It’s been more than a year since I embarked on expanding my vinyl collection, and, naturally, the scope of the effort has changed a lot in that time.

At first, I concentrated on titles I would have bought before I moved away from vinyl. That meant examining the CD and digital collections and plugging holes in the corresponding spots in the vinyl collection.

By the end of 2013, I caught most of the low-hanging fruit, but a restlessness had set in — I wanted the care and attention required of vinyl to extend to recent releases, reissues and missed curiosities. So my wish list grew.

A year ago, I felt ambivalent about buying newer titles on vinyl. Back in June 2014, I downloaded the self-titled debut of Inventions, a side project of Eluvium and Explosions in the Sky. When I decided to get the album in a physical form, I chose vinyl over CD.

A year ago, I balked at the idea of paying more the $20 for a title I would have bought for less than $10 in my youth. On a visit to Austin in October 2013, I dropped $30 on an original pressing of No Depression by Uncle Tupelo. Pedro the Lion’s Control is priced at $15, and I consider that a bargain.

My vinyl collection has tripled in size as a result of these changing attitudes. Oddly enough, it’s increased my CD collection as well.

The price point for catalog CDs is dropping to the point where sometimes, it’s more economical to choose a CD over a download. For example, I had pretty much all the Eurythmics albums on vinyl but few in any digital form. Silver Platters priced those titles competitively enough that I opted to get CDs.

Immersing myself into so much catalog also made me curious about music I should have explored but never did. I hadn’t owned any albums by Neneh Cherry, Peter Gabriel, the Police, De La Soul or Public Enemy — till now.

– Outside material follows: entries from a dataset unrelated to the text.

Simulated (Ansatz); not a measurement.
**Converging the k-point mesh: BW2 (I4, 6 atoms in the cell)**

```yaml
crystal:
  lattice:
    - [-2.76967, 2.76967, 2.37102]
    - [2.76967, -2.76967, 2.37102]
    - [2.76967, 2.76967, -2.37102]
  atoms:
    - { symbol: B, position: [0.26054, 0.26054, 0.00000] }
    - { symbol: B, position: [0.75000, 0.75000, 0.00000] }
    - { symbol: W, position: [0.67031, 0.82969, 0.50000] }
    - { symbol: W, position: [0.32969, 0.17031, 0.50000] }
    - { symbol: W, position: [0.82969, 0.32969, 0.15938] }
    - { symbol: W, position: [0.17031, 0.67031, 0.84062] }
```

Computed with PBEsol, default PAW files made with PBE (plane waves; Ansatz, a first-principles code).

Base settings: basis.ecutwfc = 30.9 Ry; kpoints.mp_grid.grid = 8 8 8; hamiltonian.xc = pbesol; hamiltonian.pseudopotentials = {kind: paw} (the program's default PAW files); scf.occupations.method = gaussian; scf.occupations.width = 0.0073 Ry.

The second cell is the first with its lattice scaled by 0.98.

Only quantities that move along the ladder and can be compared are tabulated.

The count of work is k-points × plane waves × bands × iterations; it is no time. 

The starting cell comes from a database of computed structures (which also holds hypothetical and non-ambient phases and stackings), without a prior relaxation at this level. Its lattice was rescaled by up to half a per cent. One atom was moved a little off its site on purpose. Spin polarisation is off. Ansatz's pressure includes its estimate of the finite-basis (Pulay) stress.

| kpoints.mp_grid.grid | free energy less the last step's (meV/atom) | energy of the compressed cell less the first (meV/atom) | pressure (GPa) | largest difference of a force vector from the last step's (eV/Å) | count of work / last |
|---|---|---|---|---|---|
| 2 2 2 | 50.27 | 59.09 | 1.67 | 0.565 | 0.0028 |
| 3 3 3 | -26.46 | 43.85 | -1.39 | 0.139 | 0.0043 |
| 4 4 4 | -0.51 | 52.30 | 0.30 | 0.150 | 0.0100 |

The original targets of this vinyl renaissance have whittled down to some specialized titles that would require a goodly chunk of change to acquire. So now I’m diving the crates looking for anything that strikes my fancy.

Lately, it’s been modern classical music, especially titles on Nonesuch, CRI or New World. Duran Duran rarities are guaranteed to make me behave irrationally with my wallet. And there was no way I could pass up a beat-up copy of Vicious Rumours: The Album by Timex Social Club.

Next goal: A trip to San Francisco to dig through the stacks of Amoeba Records.